The popularity of trucks and utility vehicles continue to lift automakers’ sales during October in what was essentially a flat month for the industry.
Ford Motor Co.’s U.S. sales increased 6.2% with retail sales increasing 3.5% and fleet sales, as expected, increased 14.6% due to order timing.
“F-Series produced another big sales gain for us in October,” said Mark LaNeve, Ford vice president, U.S. Marketing Sales and Service.
“Strong customer demand for high series Super Duty continues, and now we’re seeing the same for the new 2018 F150. With sales up 15.9%, F-Series drove our overall truck sales to an 11.4% gain for the month.”

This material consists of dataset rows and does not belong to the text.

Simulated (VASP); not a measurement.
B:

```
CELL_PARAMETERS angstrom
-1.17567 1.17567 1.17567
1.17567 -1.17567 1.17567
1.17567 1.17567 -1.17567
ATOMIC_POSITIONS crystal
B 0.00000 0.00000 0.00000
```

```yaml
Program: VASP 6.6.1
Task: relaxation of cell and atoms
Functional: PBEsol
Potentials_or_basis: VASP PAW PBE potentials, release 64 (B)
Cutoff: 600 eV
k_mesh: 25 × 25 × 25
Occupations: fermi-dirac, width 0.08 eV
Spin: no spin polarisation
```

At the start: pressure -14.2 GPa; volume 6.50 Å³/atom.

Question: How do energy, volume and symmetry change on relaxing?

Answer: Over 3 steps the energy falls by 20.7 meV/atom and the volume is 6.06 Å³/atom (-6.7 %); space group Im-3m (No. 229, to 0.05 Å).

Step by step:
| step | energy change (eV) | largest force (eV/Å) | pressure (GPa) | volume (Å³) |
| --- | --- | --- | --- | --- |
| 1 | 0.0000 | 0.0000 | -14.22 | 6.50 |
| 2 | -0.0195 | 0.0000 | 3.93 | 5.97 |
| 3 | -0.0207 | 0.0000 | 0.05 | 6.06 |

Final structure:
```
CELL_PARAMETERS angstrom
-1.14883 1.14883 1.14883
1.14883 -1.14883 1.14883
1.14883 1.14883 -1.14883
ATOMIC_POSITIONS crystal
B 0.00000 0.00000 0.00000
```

General Motors total sales were down 2%, reflecting lower passenger cars deliveries and one fewer selling day year over year and the impact of a month long-strike at a key assembly plant in Ingersoll, Ontario.
“We are heading into the fourth quarter with good momentum, thanks to a strong U.S. economy and very strong pickup and crossover sales,” said Kurt McNeil, U.S. vice president of Sales Operations.
“In fact, Chevrolet and GMC have some of the fastest-turning crossovers in the industry. The all-new Chevrolet Equinox is off to a great start and we could have sold even more if we had more available.”
Meanwhile, Fiat Chrysler Automobiles N.V. reported a 13% drop compared with sales in October 2016. The October sales numbers were in line with FCA’s strategy to reduce sales to the daily rental segment, which are down 43% compared with year-ago results. Fleet sales represented 15% of total FCA US October sales.
American Honda Motor Co. reported that sales of Honda and Acura vehicles increased slightly by 0.9%. With strong sales of passenger cars, Honda Division reported an increase of 1.2% while Acura Division sales were down slightly at 1.3% on sales of 12,698 vehicles.
Toyota also reported a modest sales increase of 1.1% for October.
“The first month of the final quarter of 2017 saw sustained strong sales for the industry, and we expect that momentum to continue through the last two months of the year,” said Jack Hollis, group vice president and general manager, Toyota division.
“The Toyota division had another best-ever (result) for the month of October in light trucks, led by our 10th consecutive monthly sales record for RAV4. And the all-new 2018 Camry, with October sales of over 26,000 units, continues to generate excitement in our dealer showrooms.”
Lexus posted October sales of 22,894 units, down 7.7% on a volume basis, and down 4% on a DSR basis.
Subaru, which has set a long string of sales records this year, continued to roll in October with 0.5% sales increase. It is the 71st month in row that Subaru has posted a sales increase.
“Our franchise continues to establish new sales records, despite the very competitive climate in the auto industry,” said Thomas Doll, president and COO, Subaru of America Inc. “These continuing records are the result of the dedication of our retailer network in delivering the best purchase and service experience possible to our customers.”
One of the biggest overall winners was Volkswagen as it continued to shift its product portfolio from passenger cars to utility vehicles. VW sales increased 11.9% in October.
Audi of America reported an October sales increase of 9.6%, as the Q7, new Q5, and the new-to-the U.S. A5 Sportback, drove consumer demand.
October was the 82nd straight record sales month for Audi of America. The previous October record was set last year with 17,721 deliveries. Audi has now sold 180,339 vehicles in the U.S. this year. Year-to-date, Audi sales have increased 6.1%.
Despite a few makers enjoying small surges in car sales, it’s still trucks and sport-utes bringing home the bacon for automakers, observers note.
“The shift away from passenger cars in favor of trucks and SUVs is impacting all facets of the auto market,” said Jessica Caldwell, executive director of industry analysis for Edmunds.
“Interest rates are rising and bigger vehicles have higher price tags, but so far car shoppers don’t seem to be shying away from putting more money down or having a higher monthly payment to drive the vehicle they want.”
Despite strong demand for trucks and SUVs, automakers are struggling to move lagging 2017 inventory off dealer lots. In October, 72% of new vehicles sold were 2017 model year, while last October, 60% of new vehicles sold were 2016 model year. Five years ago, only 46% of the new vehicles sold in October were from the 2012 model year. Incentives last month remained at a near-record high of $3,472 per vehicle, Edmunds reported.